Sadly, lawyers appear to be far too ethical. I have yet to be offered even a free lunch, let alone a jaunt to Germany. A bi-product of this bribe-free misery is that I have started reading the press releases in the hope that they might contain something interesting. One, from City firm Speechly Bircham, caught my eye.
Entitled The Offside Rule for Employers: Avoid Discrimination during the World Cup, the release warned of the dire consequences to employers should they ignore sex and race discrimination laws during the World Cup. It transpires that an employer allowing time off for men to watch the football could be acting unlawfully. Turning a blind eye to male employees whose time-keeping falls apart, or who slope off to the pub for afternoon games, could amount to direct or indirect sex discrimination. Given the diversity of the modern work-force, the sword of Damocles could also fall in the form of a claim for race discrimination should an employer allow employees time off to watch England games, but not those of another country.

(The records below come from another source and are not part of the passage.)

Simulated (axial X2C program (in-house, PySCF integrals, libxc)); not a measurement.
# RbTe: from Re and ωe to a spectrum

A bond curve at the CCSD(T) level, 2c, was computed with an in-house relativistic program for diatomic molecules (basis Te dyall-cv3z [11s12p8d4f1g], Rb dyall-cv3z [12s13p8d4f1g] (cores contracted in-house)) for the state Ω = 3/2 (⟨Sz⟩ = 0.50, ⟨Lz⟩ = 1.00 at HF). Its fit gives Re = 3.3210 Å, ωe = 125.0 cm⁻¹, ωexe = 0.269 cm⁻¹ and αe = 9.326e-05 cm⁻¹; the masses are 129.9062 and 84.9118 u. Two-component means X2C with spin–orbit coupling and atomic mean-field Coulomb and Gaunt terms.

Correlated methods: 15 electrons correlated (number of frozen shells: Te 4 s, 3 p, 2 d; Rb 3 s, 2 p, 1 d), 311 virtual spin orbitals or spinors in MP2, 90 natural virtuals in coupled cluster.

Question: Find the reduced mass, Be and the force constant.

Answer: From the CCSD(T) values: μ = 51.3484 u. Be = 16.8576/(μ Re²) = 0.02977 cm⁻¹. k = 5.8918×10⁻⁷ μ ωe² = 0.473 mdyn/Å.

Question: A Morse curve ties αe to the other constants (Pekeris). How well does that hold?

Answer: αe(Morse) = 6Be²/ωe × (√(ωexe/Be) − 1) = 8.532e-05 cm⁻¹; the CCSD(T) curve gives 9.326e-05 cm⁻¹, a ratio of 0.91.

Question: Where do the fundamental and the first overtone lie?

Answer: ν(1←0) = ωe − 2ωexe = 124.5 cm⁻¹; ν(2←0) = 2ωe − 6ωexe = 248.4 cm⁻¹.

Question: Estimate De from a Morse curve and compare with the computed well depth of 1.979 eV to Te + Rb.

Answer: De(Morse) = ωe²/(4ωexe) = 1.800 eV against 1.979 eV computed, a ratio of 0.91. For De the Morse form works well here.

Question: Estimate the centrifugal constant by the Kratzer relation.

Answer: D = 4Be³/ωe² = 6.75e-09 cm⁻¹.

It doesn’t stop there. Speechly Bircham’s press release ominously alludes to the dangers of "past or even future discrimination by comparison." An employer bending over backwards to be flexible during the World Cup may yet be penalised if, for example, a subsequent one-off request for time off for religious reasons is refused. "Employers must not forget what they've allowed in the past when considering requests in the future," says the release.
Good grief. Along with millions of people in the UK, I was looking forward to watching five weeks of top-quality football. This seems an innocent enough desire. Fortunately, being self-employed, I am responsible for my own adherence, or otherwise, to prevailing employment legislation, but one can only spare a thought for those in conventional employment, on whatever side of the fence they find themselves. For fear of being sued employers might decide to ban any time off to watch games, but where does that leave footie fans? Frustrated and resentful, they will deploy fiendish stratagems to procure their absence, but if they fail, they will be disruptive in the workplace. Productivity will founder, morale will vanish, lawyers will be called in. Is there any way of avoiding this dread scenario?
Luckily another press release arrives. This one has been dispatched by those kind people at www.fakealibi.co.uk. For the uninitiated, fakealibi is a service that specializes in the provision of elaborate bogus alibis, principally for people having affairs. The service is a force for good, for if it did not exist, says its spokesman, Rob Goulding, people having affairs might get caught, and how much damage would then be done? "We didn’t ask people to have affairs in the first place," says Goulding, whose service is now offering "World Cup alibis."
These, it appears, are for fakealibi’s conventional clients, those of extra-marital inclination. Fakealibi will cover for them by means of "ticket stubs, hotel and travel booking confirmations, flight/coach details, photos and other memento [sic]," including, bizarrely, "beer stained shirts."
But it seems to me, in light of Speechly Bircham’s warnings, that fakealibi have missed a trick. Instead of using the World Cup as cover for affairs, in a most non FIFA-endorsed manner, why not use its myriad of well-honed alibis so that Britain’s workforce can watch the football? There may, even now, be clandestine negotiations among Goulding and putative World Cup absentees so that fakealibi can save their bacon. To those who say that this is a fanciful, even absurd, notion, I say: Sven-Goran Eriksson.